She has played irreproachable tennis during the fortnight so far. With some help from the draw—she was scheduled to play Maria Sharapova in the fourth round—Bartoli has reached the semifinals without dropping a set. Today she showed what those flat angles can do again, as she had Stephens on the move for most of the day. She attacked Sloane’s backhand relentlessly, and jumped on her serve. In the second set, Bartoli won 17 of the first 18 points on Stephens’ serve.

“For some reason,” Bartoli said, “I felt really good on my return the second part and not on my serve. The return of serve has been a strength.”

There were 10 breaks in the match, but Bartoli said she thought that, "for a grass-court match, it was a good one.” And she went on to praise the 20-year-old Stephens, who was playing in just her second Wimbledon.

“I really thought she played some amazing shots,” Bartoli said of Sloane. “I think for someone who’s 19 [Stephens turned 20 in March], she’s doing an awesome job out there....It could also have been her day. She could have beat me today, as well.”

Advertising

Fast Breaks at Wimbledon

Fast Breaks at Wimbledon

Through much of the first set, Stephens was indeed playing some of her best tennis of the tournament. She kept pace with Bartoli on serve until 4-4, and then had two break points that she couldn’t convert. Stephens had 21 winners to just six for Bartoli, even though it felt like the American spent much of the match on the defensive. Her backhand was hit and miss much of the time, and she finished with 19 errors to just 12 for Bartoli.

Stephens leaves having reached her second Grand Slam quarterfinal, and she has made the fourth round or better at the last three majors. Her spring slump is, for the moment, a thing of the past. Still, she was disappointed in her play today.

“I think my serve really just let me down in the second set,” Stephens said with a shrug. But she’s not complaining about a quarterfinal run at Wimbledon.

“I’m playing well," she said. "A lot of people didn’t make the quarterfinals of Wimbledon this year. I never thought, like, oh, I wasn’t playing good.”

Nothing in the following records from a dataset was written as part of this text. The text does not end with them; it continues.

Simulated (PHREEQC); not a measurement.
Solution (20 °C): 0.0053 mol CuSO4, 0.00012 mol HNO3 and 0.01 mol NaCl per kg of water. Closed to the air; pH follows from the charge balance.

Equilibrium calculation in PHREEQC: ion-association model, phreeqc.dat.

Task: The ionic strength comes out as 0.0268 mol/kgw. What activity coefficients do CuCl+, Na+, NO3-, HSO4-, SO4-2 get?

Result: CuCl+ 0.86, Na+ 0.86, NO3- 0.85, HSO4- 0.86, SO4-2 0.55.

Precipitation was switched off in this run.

Sloane said she realizes that she likes grass, and that she thinks she learned from this tournament about how to handle, or how not to handle, the stop-and-start rhythm that comes with rain delays. Other than that, she said that she was “moving forward” and “going to work hard,” and that she would “keep going” and “keep working” and “have fun” and “compete hard” and “move on.” A sort of blank look comes across Stephens’ face at these stages of a press conference. She’s over the questions about her future, and when she loses she wants to get the answers over with, too. Sloane didn't say so, but this must have been a particularly tough loss, considering that Bartoli will go on to play Kirsten Flipkens for a chance at the Wimbledon final, a final that won't feature Serena Williams. As you can see from the photo above, Stephens showed her fiery side on Tuesday.

One more question before we go: Can we start calling Sloane a big-stage player after this tournament, someone who brings her best when it matters most? Going strictly by her record this season, the answer is yes. In 2013, Stephens’ is 12-3 at the majors; her record everywhere else is 11-10. It’s hard to remember now, but two months ago she appeared to hit rock bottom when she lost 6-2, 6-0 to Bethanie Mattek-Sands in the first round at Charleston. So the simple fact that she can say, “I’m playing well,” after this tournament is progress.

On the other hand, Stephens didn’t beat a seed at this event or in her fourth-round run in Paris, and she was the beneficiary of a final-set collapse by Petra Cetkovska in the third round here. Sloane was seeded 17th at both the French Open and Wimbledon; in a 16-seed system, there’s a good chance she wouldn’t have made it as far at either tournament. Stephens won three of her four matches at Wimbledon in three sets, and she was in danger of losing them all. That shows she can win the close ones, and that she can win without her best; but it also shows that she was up-and-down all tournament. There was no knockout, here’s-what-I-can-do type of performance among those wins.

Still, Sloane is unquestionably in a better place than when she left the U.S. after her bottoming-out loss to Mattek-Sands. Now she has to go back and face the expectations at home again this summer, the same ones that derailed her after her triumphant return from the Australian Open.

Not surprisingly, Sloane says she’s, “Just going to go out and have fun and compete hard” back in the U.S. this summer. But she also knows what she's in for.

“It definitely tough in the States,” she said. “It’s much tougher than it is in Europe. Not that they don't care about me here, but it's low-key here. It’s definitely going to be tough going back.”

How will Sloane cope? She says she may take a page from her (even younger) British counterpart, Laura Robson.

“Maybe I’ll talk to Laura," Stephens said, with one of her few laughs of the day, "and see how she feels about playing here.”